The case of In re Hale, — B.R. 0000, 2007 WL 196599 (Bkrtcy. E.D. Wash. 2007) the debtors commenced a Chapter 13 case and filed a proposed plan. Under paragraph VII entitled “Special Provisions,” the debtors stated “Debtor’s (sic) are surrendering house.” The initial plan would have required a monthly payment of $549.76 to fund the plan, which had a proposed base of $19,791.36 and an estimated term of 36 months. On March 14, 2003, Origen Financial, LLC (hereinafter “Origen”) filed a Proof of Claim in the total amount of $107,825.33. As completed by Origen, the form indicated that based upon the fair market value of the home, Origen held a secured claim of $78,770 and held an unsecured claim of approximately $29,055.33.
After a number of modifications, the Plan was confirmed. On August 30, 2006, three and one-half years after the filing of the Origen Proof of Claim, the debtors objected to that claim. Meanwhile, Origen foreclosed its lien non-judicially by making a credit bid of $107,000 at the foreclosure sale. On September 16, 2005, Origen sold the home for $120,000 to a third party and received net proceeds of $100,611.08, leaving a deficiency of $31,595.38 on the obligation.

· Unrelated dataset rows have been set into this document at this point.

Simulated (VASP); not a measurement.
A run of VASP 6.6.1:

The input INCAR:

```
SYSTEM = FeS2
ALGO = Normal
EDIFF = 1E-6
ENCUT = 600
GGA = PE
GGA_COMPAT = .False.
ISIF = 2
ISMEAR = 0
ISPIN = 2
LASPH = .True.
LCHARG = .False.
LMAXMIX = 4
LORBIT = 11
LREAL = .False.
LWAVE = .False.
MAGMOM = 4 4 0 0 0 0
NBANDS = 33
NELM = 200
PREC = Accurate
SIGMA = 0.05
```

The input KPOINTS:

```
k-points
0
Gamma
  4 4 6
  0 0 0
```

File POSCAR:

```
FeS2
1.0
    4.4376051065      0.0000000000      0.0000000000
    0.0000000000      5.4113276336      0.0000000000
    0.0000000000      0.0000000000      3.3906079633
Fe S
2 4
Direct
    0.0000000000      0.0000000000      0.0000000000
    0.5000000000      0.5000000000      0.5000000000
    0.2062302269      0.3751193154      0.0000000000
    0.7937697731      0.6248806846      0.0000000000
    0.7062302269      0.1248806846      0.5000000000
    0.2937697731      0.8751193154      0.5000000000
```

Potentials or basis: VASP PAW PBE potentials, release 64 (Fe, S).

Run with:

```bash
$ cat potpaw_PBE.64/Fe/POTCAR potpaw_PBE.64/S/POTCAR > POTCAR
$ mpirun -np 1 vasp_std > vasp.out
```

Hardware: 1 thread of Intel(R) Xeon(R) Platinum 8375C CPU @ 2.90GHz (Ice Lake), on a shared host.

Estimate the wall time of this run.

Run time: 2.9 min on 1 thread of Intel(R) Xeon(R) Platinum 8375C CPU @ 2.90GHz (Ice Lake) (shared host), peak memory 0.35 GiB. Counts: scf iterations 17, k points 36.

The court noted that in Nobelman v. American Sav. Bank, 508 U.S. 324, 113 S.Ct. 2106, 124 L.Ed.2d 228 (1993), the Supreme Court held that although bifurcation of many secured claims into both a secured and an unsecured claim was required by § 506(a), § 1322(b) precluded bifurcation of first position residential home mortgage claims. Chapter 13 debtors, therefore, were required to pay residential mortgage lenders in accordance with the terms of the underlying obligation regardless of the value of the residence. The bifurcation of the claim was disallowed.
The crux of the case, however, deals with the res judicata effect of a confirmed Chapter 13 Plan. Once a Chapter 13 plan is confirmed, the plan is res judicata as to all matters contained in the plan. Trulis v. Barton, 107 F.3d 685 (9th Cir.1995). Typically, Chapter 13 plans do not effect or purport to determine the nature and extent and validity of a claim. In re Hobdy, 130 B.R. 318 (B.A.P. 9th Cir.1991). Confirmation of plans does not effect the validity of a claim nor its classification as secured or unsecured. Chapter 13 plans determine the treatment to be accorded claims and are res judicata as to the treatment described in the plan. Plans are not res judicata as to the allowance or disallowance of a claim. Allowance of a particular claim is generally not referenced or effected by the plan. In re Shook, 278 B.R. 815 (B.A.P. 9th Cir.2002).
There is an exception to the general rule that confirmation of a Chapter 13 plan has no res judicata effect on the nature, extent or validity of a claim. That exception occurs when the plan specifically so provides. Plans may modify the rights of the holders of claims in a manner disallowed by the Code if the plan clearly and specifically so provides and due process requirements are met. But by failing to refer to the unsecured claim of Origen with any specificity, the court held that the Plan at issue was not res judicata as to the lender.
The moral of the story is to craft your Plan carefully, being sure to refer to claims with specificity and provide due process to the creditor at issue. Without doing so, the terms of the Plan cannot be deemed binding against the creditor.